Word Prediction Finetuning

HappyWordPrediction contains two methods for training

  • train(): fine-tune the model to understand a body of text better
  • eval(): determine how well the model performs

train()

inputs:

  1. input_filepath (string): a path file to a text file that contains nothing but text to train the model with
  2. args (WPTrainArgs): a dataclass with the same fields types as shown in table 4.1.
  3. eval_filepath (string): By default, an evaluating dataset will be generated from the supplied training data. But, you may provide a filepath to a text of CSV file as described for input_filepath to use standalone evaluating data.

Table 4.0

| text | |——————————–| | This is a training case. | | This is another training case |

Table 4.1

Parameter Default
learning_rate 5e-5
num_train_epochs 1
batch_size 1
weight_decay 0
save_path ””
load_path ””
mlm_probability 0.15
line-by-line False
fp16 False
eval_ratio 0.1
save_steps 0.0
eval_steps 0.1
logging_steps 0.1
output_dir “happy_transformer”
max_length None

Information about the learning parameters can be found here

Information about saving/loading preprocessed data can be found here

mlm_probability: The probability of masking a token.

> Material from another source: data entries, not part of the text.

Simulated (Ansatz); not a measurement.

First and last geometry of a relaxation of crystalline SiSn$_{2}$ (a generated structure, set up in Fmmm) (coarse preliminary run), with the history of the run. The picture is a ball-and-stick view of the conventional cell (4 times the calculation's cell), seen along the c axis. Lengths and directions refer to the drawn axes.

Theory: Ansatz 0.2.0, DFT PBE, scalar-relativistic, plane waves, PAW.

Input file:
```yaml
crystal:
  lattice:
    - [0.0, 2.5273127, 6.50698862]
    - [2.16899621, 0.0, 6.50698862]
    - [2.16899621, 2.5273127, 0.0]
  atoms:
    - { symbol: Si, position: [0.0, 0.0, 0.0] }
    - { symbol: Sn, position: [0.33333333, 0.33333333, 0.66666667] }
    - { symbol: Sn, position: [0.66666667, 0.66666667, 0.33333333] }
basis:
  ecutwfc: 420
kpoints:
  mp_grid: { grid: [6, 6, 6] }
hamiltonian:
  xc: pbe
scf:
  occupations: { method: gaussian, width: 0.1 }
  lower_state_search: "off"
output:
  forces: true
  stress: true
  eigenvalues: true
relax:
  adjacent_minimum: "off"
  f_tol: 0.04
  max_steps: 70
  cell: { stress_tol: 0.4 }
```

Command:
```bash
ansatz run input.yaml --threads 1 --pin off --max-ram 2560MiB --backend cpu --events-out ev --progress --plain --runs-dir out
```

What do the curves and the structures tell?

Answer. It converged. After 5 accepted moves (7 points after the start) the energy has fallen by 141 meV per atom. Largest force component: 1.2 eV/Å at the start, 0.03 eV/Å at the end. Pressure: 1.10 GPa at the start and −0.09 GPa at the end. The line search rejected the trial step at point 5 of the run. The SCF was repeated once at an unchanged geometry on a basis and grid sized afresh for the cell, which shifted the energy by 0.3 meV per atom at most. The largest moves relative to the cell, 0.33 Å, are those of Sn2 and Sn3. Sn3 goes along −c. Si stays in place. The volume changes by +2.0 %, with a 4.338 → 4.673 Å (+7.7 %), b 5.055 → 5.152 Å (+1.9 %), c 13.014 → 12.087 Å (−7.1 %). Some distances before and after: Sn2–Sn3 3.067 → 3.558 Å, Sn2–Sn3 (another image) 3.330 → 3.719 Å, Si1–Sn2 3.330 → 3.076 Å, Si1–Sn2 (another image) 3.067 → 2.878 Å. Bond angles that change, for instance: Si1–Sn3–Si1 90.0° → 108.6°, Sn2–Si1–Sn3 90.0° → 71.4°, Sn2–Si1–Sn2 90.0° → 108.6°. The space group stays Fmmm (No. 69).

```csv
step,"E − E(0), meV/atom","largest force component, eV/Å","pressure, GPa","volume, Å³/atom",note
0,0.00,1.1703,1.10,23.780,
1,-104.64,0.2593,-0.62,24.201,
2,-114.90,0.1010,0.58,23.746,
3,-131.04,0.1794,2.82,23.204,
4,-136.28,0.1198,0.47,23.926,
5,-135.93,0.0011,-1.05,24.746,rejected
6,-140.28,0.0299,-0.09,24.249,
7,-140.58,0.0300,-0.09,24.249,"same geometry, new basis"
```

line-by-line: If False, training data is concatenated and then divided into sections that are the length of the model’s input size, other than the last input which may be shorter. If True, each input contains the text from a single line within the training data. The text may be truncated if the line is too long (eg BERT’s max input size is 512 tokens).

Example 4.4:

from happytransformer import HappyWordPrediction, WPTrainArgs
# --------------------------------------#
happy_wp = HappyWordPrediction()
args = WPTrainArgs(num_train_epochs=1) 
happy_wp.train("../../data/wp/train-eval.txt", args=args)

eval()

Input:

  1. input_filepath (string): a path file to text file with just text to evaluate
  2. args (WPEvalArgs): a dataclass with the fields shown in Table 4.2

Table 4.2

Parameter Default
save_path ””
load_path ””
line-by-line False
max_length None

See the explanations under Table 4.0 for more information

Output: An object with the field “loss”

Example 4.5

from happytransformer import HappyWordPrediction, WPEvalArgs
# --------------------------------------#
happy_wp = HappyWordPrediction()  
args = WPEvalArgs(preprocessing_processes=2)
result = happy_wp.eval("../../data/wp/train-eval.txt", args=args)
print(type(result))  # <class 'happytransformer.happy_trainer.EvalResult'>
print(result)  # EvalResult(eval_loss=0.459536075592041)
print(result.loss)  # 0.459536075592041